Good Enough Is Everywhere
Good Enough Is Everywhere — And That’s the Real Problem
“Good enough” has quietly become the standard in almost every industry.
Good enough customer service.
Good enough communication.
Good enough follow-up.
Good enough marketing.
Good enough professionalism.
People have become so used to average performance that they stop questioning it. They accept delays, excuses, poor communication, weak negotiation, and a lack of real strategy because it feels normal.
And in real estate, that mindset can be incredibly expensive.
Because unlike a bad dinner at a restaurant or poor service at a retail store, a mediocre real estate experience doesn’t just create frustration—it can cost you thousands, sometimes tens of thousands, of dollars.
That’s the part most people miss.
Most real estate agents are not bad people. Most aren’t even bad agents.
They’re just average.
They return calls—eventually.
They take listing photos.
They put the home on the MLS.
They install a sign in the yard.
They schedule showings.
They hold an open house.
They negotiate an offer.
They get the transaction to the closing table.
That’s “good enough.”
And for many homeowners, that’s all they think they need.
But if you are selling one of your largest financial assets, good enough should never be the standard.
Because average effort creates average results.
An average agent prices your home based on nearby sales and a quick conversation.
A strategic agent studies market timing, buyer behavior, inventory absorption, financing trends, and emotional positioning to maximize leverage.
An average agent focuses on getting offers.
A high-level agent focuses on creating competition.
An average agent reacts to buyer objections.
A professional controls the conversation before objections ever happen.
An average agent negotiates price.
A great agent negotiates terms, timing, contingencies, inspection leverage, appraisal strategy, and net outcome.
There is a massive difference between selling a house and maximizing a sale.
And most sellers never realize what they left on the table because they never see the alternative.
That is what makes average service so dangerous.
Bad service is obvious.
You know when someone drops the ball.
But average service is subtle. It feels fine. It feels normal. It feels like “this is just how real estate works.”

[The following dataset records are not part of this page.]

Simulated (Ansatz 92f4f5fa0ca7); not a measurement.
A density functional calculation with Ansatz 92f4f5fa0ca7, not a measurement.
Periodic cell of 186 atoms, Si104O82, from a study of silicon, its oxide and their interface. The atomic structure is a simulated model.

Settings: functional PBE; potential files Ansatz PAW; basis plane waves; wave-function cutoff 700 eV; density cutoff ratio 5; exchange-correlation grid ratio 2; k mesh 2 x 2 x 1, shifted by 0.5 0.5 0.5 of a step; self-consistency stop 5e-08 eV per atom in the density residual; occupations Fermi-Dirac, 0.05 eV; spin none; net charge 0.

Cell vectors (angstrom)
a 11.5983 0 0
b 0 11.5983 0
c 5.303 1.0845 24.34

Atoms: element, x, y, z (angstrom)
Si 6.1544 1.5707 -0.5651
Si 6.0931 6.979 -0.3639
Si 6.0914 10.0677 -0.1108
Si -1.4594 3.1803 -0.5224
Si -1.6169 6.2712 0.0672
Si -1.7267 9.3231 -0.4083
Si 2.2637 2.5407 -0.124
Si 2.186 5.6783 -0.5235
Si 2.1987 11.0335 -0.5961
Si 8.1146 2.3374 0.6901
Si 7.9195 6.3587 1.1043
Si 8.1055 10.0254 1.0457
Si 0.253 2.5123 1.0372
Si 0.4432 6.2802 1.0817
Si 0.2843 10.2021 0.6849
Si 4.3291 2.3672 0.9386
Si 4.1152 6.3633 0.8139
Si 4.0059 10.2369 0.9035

That’s where people lose money.
They assume the result they got was the best result possible, when in reality it may have simply been the easiest result for the agent.
That distinction matters.
Because many agents are trained to focus on speed, not strategy.
Get the listing.
Get it sold.
Move to the next one.
But homeowners should be asking a very different question:
Not “How fast can you sell my home?”
But “How well can you protect my equity?”
Because speed without strategy can be expensive.
Taking the first offer because it feels safe can be expensive.
Underpricing for convenience can be expensive.
Poor inspection negotiation can be expensive.
Weak contract management can be expensive.
Choosing the wrong representation can be the most expensive decision of the entire process.
And yet, many homeowners choose an agent the same way they choose a pizza place.
A friend referred them.
They saw their face on Facebook.
They received a postcard.
They met them once at a school event.
They liked their personality.
None of those things determine competence.
Being likable is not a strategy.
Being familiar is not expertise.
And having a real estate license does not mean someone knows how to protect your financial future.
The better question is:
Who are you trusting with one of the largest financial decisions of your life?
Who has the systems?
Who has the discipline?
Who understands leverage?
Who knows how to create demand instead of chasing buyers?
Who treats your home sale like a business decision, not a casual transaction?
That is the person you hire.
Not the cheapest.
Not the closest.
Not the most convenient.
The most capable.
Because “good enough” is everywhere.
Excellence is rare.
True professionalism is rare.
Real strategy is rare.
And in an industry filled with average, the right representation changes everything.
You do not need another agent promising the same things everyone else promises.
You need someone who understands that your home is not just a property.
It is equity.
It is leverage.
It is opportunity.
It is one of the largest financial decisions you will ever make.
That deserves more than good enough.
It deserves exceptional.
Because average is expensive.
And good enough is costing people far more than they realize.